In February 2018, the OECD and Receita Federal do Brasil (RFB - Brazilian Tax Authorities) launched a joint project to analyse the Brazilian Transfer Pricing rules and compare them with the OECD guidelines, with the objective of identifying the similarities and existing gaps of the Brazilian rules. The 15-month project was concluded in July 2019 and, among other conclusions, outlined possible options to be explored for Brazil’s alignment with the OECD guidelines.
It is important to remember that the current transfer pricing legislation, in force since 1996, was created in an economic scenario many years ago, and was designed for an economy that essentially transacted goods and merchandise. In view of the delicate fiscal situation of the country with external debt, and having recently emerged a period of inflation, a low administrative and high predictability solution was sought.
Over 20 years later, some multinational entities with a global transfer pricing policy in place following the OECD guidelines are facing a double taxation scenario due to the mismatch of the Brazilian legislation with the rules followed by the most relevant economies in the world.
According to the OECD/Brazil Joint Statement, the work programme was structured in three stages:
The assessment identified 30 gaps between the Brazilian rules and OECD guidelines. It also revealed that 27 out of these 30 gaps increased the risk of double taxation, and therefore hindered international trade and investment. Significant weakness was also reported due to the absence of special considerations for complex transactions (Eg: transfer of intangibles, business restructuring, etc.) and in the fixed margin approach.

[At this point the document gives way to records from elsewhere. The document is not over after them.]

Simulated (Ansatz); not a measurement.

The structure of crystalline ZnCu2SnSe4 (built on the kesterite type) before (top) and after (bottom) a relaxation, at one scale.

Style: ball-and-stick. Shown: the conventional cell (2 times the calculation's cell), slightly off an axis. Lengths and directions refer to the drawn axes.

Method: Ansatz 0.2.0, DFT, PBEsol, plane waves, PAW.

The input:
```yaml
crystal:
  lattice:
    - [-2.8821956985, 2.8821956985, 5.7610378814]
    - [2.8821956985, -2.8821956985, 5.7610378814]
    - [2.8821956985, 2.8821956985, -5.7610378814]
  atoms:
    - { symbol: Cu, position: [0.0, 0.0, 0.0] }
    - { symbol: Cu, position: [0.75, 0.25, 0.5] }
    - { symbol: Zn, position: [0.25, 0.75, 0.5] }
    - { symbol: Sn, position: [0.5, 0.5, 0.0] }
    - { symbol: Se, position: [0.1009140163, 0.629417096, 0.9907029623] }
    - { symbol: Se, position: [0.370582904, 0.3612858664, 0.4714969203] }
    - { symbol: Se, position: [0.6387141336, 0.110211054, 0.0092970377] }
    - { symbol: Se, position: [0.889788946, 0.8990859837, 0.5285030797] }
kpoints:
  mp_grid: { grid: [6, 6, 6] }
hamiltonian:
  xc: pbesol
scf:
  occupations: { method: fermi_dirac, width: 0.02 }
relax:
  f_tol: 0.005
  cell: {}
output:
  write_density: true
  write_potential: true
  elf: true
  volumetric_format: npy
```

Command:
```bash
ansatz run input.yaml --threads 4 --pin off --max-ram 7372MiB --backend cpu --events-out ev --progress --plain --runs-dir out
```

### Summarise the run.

In 2018, the RFB expressed a desire for the transfer pricing rules to be simple and practical for the taxpayer and public administration, to ensure legal certainty, avoid double taxation and non-taxation. The assessment recognised that the local rules had some attractive qualities with respect to simplicity (Eg: the absence of comprehensive comparability including functional and risk analysis, the freedom of selection of the method, the use of the fixed margins approach, etc.). However, complexity arose from other existing features such as item-per-item approach and documentation for cost plus.
The RFB stated that the project’s conclusions will be evaluated by the Government, and the idea is that it will result in effective changes in the current legislation, with the objective of aligning the local rules to the OECD guidelines. As the changes demand planning by both Government and taxpayers, the RFB believes that these changes should not be included in the tax reform proposal to be sent to the Congress this year.
In view of this statement, it is possible that the RFB will opt for gradual implementation of the new and/or amended transfer pricing provisions over a longer period, instead of an immediate alignment to the OECD rules.
In the coming months the RFB will be working to propose the expected changes in the legislation, so that the Brazilian rules are in line with the global economy and cease being an obstacle to attracting foreign investment to the country.
Our expectation is that the fixed margin approach will still be available in the legislation, but with a greater range of percentages, and incorporating the OECD’s internationally accepted transfer pricing standards, mainly to avoid double taxation.
We now await the next chapter of Brazilian transfer pricing legislation.